Using synthetic data in Snowflake

This preview introduces a new stored procedure, GENERATE_SYNTHETIC_DATA, to generate synthetic data.

Overview

Snowflake can generate synthetic data from a source table, producing a table with the same number of columns as the source table, but with artificial data. You can use synthetic data to share or test data that is too sensitive, confidential, or otherwise restricted to share with others. The synthetic data set has the same characteristics as the source data set, such as name, number, and data type of columns, and the same or fewer number of rows. You can use synthetic data to test and validate workloads in Snowflake, particularly when the original data is sensitive and should not be accessible to unauthorized users.

Benefits

Statistical consistency:

A synthetic data set represents the statistical properties of the original data set, which helps data engineers to understand the statistical properties of the real data set. Subsequently, the data engineer can test and validate solutions that are based on the real data set.

Production validation:

A synthetic data set similar to a production data set enables production engineers to test and validate their production environment. The result is a more robust production environment.

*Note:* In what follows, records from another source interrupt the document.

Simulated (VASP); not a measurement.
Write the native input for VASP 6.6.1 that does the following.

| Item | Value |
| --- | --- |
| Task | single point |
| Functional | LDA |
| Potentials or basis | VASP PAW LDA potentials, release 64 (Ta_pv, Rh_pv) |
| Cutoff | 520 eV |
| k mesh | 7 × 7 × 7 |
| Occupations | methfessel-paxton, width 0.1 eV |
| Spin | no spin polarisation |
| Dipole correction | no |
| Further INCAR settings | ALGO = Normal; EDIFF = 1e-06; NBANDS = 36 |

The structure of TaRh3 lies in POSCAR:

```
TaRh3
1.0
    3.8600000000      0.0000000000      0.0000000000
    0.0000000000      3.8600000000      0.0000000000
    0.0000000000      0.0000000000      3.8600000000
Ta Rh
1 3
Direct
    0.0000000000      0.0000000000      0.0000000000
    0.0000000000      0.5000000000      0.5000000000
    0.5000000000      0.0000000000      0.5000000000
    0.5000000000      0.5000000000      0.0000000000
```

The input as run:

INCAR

About the synthetic data algorithm

Snowflake uses an algorithm to generate synthetic data that is similar to the original data set. The algorithm uses the original data set to generate synthetic data that has the same statistical properties as the original data set. The algorithm leverages copulas to capture the distribution of data both within and across columns. Once this distribution is captured, the synthetic data resembles the original data statistically but does not have a direct reference or link to any row from the original data.

Snowflake categorizes source columns as one of the following types, which affects how synthetic data is generated:

  • Join key Can be any data type. Join key columns are declared explicitly by the user. A consistent synthetic value is generated in the output data for the same value in the source data for all join keys in all tables during a single run. This enables you to run join queries and get similar results as you would when running the same query against the source data.

  • Statistical data: Data of type number, boolean, date, time, or timestamp. Artificial values of the same type are generated, with a similar statistical distribution in the output data.

  • Categorical string A string column with few unique values*. Actual values are used in the generated data with a statistical distribution similar to the source data.

  • Non-categorical string A string column with many unique values*. Redacted in the output.

* Few unique values means that the number of unique values is less than half the row count. Many unique values means that the number of unique values is more than half the row count.

Generating synthetic data

Call the SNOWFLAKE.DATA_PRIVACY.GENERATE_SYNTHETIC_DATA stored procedure to generate synthetic data from one or more tables. Snowflake automatically creates tables with ownership granted to the role that calls the stored procedure. The output tables have the same number of columns as the input tables, with the same column names and data types. The output generally has the same number of rows, unless you enable the privacy filter or the input table has null values, in which case the output tables might have fewer rows.

Running join queries on synthetic data

If you plan to run join queries on your synthetic data, designate every column that you will join on as a join key. The synthetic generator will produce the same synthetic value from the same source value in all columns marked as join keys. That is, in all join key columns, the source value “Europe” will result in the same synthetic value in the generated tables.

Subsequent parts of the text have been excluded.